Automatic License Plate Recognition: An Exciting New Law Enforcement Tool with Potentially Scary Consequences

By Tyson E. Hubbard

ABSTRACT:
How would you feel if your daily travels were tracked and stored in a large computer database? Presumably someone going over the raw data could figure out where you worked, where your kids went to school, where your family lived and at what stores you liked to shop. In the wrong hands, the potential abuses of that sort of information are very scary. What many people do not realize is that it is exactly this type of information that is being collected every day by police officers across the country. New technology which is being heavily marketed to police departments allows a camera mounted on top of a police cruiser to take a picture of your license plate and store that information, complete with time, date and exact latitude and longitude coordinates for your vehicle. This sort of information is gathered anytime your car happens to travel past a police car, or more accurately anytime a police car travels past your car. Think about how many times you pass a police car on the average day: maybe it is on the freeway, or you see a police officer doing speed checks, or you are even going the other direction on the freeway and there is an officer across the median. Maybe as you run your daily errands there is police car that has someone pulled over on the side of the road, or even a cruiser parked at the local donut shop. Then there are the times a police officer drives by your car and you are not even aware. You might be in the parking lot at work or home with the garage door open. Every
time a transaction like this occurs, when your car and a police car are in the same location and the officer’s camera is operational, the information is collected. With the vast amount of information being collected and stored on every driver, police departments across the country have essentially placed tracking devices onto everyone’s vehicles.

The technology is called Automatic License Plate Recognition (ALPR), and it was first developed in Britain in an attempt to slow the operations of the Irish Republican Army which, at the time, had used car bombs in terrorist attacks. ALPR is comprised of cameras on top of a police cruiser. As the car drives along the road, the cameras take infrared pictures of the license plates on cars traveling ahead of and behind the police car. Additionally, side cameras are able to take pictures of cars parked on either side of the road or cars being passed on the freeway.
The camera images are then sent to a computer which converts the pictures into text and cross references against a list of stolen cars, known criminals, arrest warrants, and those who have outstanding parking fines. If there is a hit, then an audible alarm in the cruiser signals the police officer. The system is so advanced that an alarm also goes off in the police station and dispatchers can determine whether or not back-up might be needed. The cameras can process thousands of license plates per 8-hour shift. In addition to an alarm in the cruiser, the system records the time, date and coordinates of where the plate was scanned. The system allows the police to check and see if “a vehicle was at a certain place at a certain time.” While the system is designed to catch criminals who have already committed devious acts, the recording feature stores information about non-criminals. The collection of this information is justified on the basis that it can be used to establish patterns of movements for a criminal or even to locate potential witnesses in the vicinity of a crime. After a crime is committed and a suspect is identified, it is much easier to locate that criminal if the police can tap into their databases and discover where the suspect resides and the locations the suspect has previously visited. At the very least, such geographic information helps to develop a pattern for a jumping-off point for an investigation. Of course, with the quantity of information collected, and the availability of data points on all cars, and thus all drivers, it is easy to see how the system can be abused.
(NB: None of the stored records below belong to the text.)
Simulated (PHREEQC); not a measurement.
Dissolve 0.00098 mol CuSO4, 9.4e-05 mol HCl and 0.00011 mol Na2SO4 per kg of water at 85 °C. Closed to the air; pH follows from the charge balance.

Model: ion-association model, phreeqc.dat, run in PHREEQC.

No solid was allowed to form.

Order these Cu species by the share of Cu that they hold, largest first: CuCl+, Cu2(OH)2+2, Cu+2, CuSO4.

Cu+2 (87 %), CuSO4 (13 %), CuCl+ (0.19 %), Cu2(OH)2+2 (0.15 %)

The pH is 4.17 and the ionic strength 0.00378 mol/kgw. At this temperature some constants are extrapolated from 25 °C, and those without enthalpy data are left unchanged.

This note will first look at the technology and show why police departments around the country are so excited about the ability of this equipment. Next, the note examines the constitutional issues involved with using this sort of license plate reading technology and a few legal issues which the software may need to overcome in order to be accepted by the general public. Finally, the note argues that even if the technology is entirely legal and constitutional, there is a need for safeguards to be put in place to protect the public from abuse of the system by third-parties or inappropriate police abuses.

NOTE: Footnotes in this abstract were omitted.